The Frege quotation above also refers to the Pythagorean theorem. That theorem itself may figure in such a true sentence as: ‘The Pythagorean theorem may be proved within pure geometry or analytical geometry.’ The theorem may evidently constitute the subject of a true sentence; so do we therefore conclude that it is an object and exists? Again, one may say it exists as a theorem or result within mathematics. In point of fact, by the Pythagorean theorem people sometimes mean the summary result and sometimes the whole proof culminating in that result. The first essentially consists of one sentence, while the second consists of a series of sentences doubtless accompanied by diagrams.

As regards the issue of ontological status the crucial point is as follows. Were one to say that numbers and mathematical theorems and results exist as abstract (non-physical) objects, it tends to lead on to the question: How do we gain access to them? Hence that way of structuring our philosophical thought leads in a platonist direction. It may be said, for instance, that we intuit them or in some way interact with them, which tends to come across as mystifying. On the other hand, if we focus instead on the central point that numbers may constitute the subjects of true meaningful sentences and that theorems consist of a series of sentences, many taking the form of true meaningful ones, then a different response to the supposed problem of access suggests itself: to gain access we need simply to understand the sentence or sentences! In practice of course things are made more difficult because an intense process of reasoning is needed to understand and follow the series of sentences constituting a mathematical proof.

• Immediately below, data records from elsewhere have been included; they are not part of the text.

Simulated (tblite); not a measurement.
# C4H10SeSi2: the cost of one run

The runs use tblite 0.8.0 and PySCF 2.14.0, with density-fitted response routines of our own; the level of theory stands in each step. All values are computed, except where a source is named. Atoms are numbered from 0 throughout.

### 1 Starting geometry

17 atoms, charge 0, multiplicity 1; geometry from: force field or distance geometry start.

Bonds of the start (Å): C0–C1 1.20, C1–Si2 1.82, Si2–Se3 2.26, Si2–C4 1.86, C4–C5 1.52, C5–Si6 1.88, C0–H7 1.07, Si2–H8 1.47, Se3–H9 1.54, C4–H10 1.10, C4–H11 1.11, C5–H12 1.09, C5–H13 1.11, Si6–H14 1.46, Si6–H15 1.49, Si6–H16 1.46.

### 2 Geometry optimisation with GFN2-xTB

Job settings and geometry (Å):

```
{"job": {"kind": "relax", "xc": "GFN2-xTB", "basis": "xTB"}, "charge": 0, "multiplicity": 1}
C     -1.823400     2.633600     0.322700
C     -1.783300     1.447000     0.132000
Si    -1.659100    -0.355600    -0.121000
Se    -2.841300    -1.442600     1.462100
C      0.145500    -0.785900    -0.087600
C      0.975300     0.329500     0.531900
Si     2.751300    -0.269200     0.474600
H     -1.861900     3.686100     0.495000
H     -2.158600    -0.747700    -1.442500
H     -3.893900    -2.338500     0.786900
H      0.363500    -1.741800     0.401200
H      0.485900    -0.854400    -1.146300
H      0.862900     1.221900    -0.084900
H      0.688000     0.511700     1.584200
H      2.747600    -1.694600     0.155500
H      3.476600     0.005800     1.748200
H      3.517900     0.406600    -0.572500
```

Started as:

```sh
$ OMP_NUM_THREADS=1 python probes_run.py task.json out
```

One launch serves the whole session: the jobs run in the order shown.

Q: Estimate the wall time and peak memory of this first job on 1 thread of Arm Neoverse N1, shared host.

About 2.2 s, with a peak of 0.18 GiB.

Nevertheless a possible, if provisional, anti-platonist conclusion suggests itself. The feature of mathematical results that their validity is beyond time - and also place - has a striking implication. It is that potentially one can have access to them at any time and place. For instance, here and now one can rehearse in one’s mind the theorem that there are an infinite number of primes; so too can one consider and present a proof of the Pythagorean theorem, which as indicated primarily takes the form of a series of sentences. The timeless, ever present nature of mathematical concepts and results itself offers direct access, in the face of a platonist account which generates a supposed philosophical problem of access.

6. Proof and the Truth of Mathematical Statements

So there is reason to query a platonist ontology focused on the notion of mathematical objects. Does this, however, have implications for the claim that mathematical results are objectively true and may be said to be true independently of whether they are known by us? Let it be said that there is no intention here to query the validity of any established mathematical theory or conclusion. To sort out the issue, it can help to distinguish between the language in which mathematicians make their claims and the language in which philosophers - including platonists - make theirs.

Linnebo (2018: section 1.4) points up this distinction while inviting consideration of the mathematical statement:

‘There are prime numbers between 10 and 20.’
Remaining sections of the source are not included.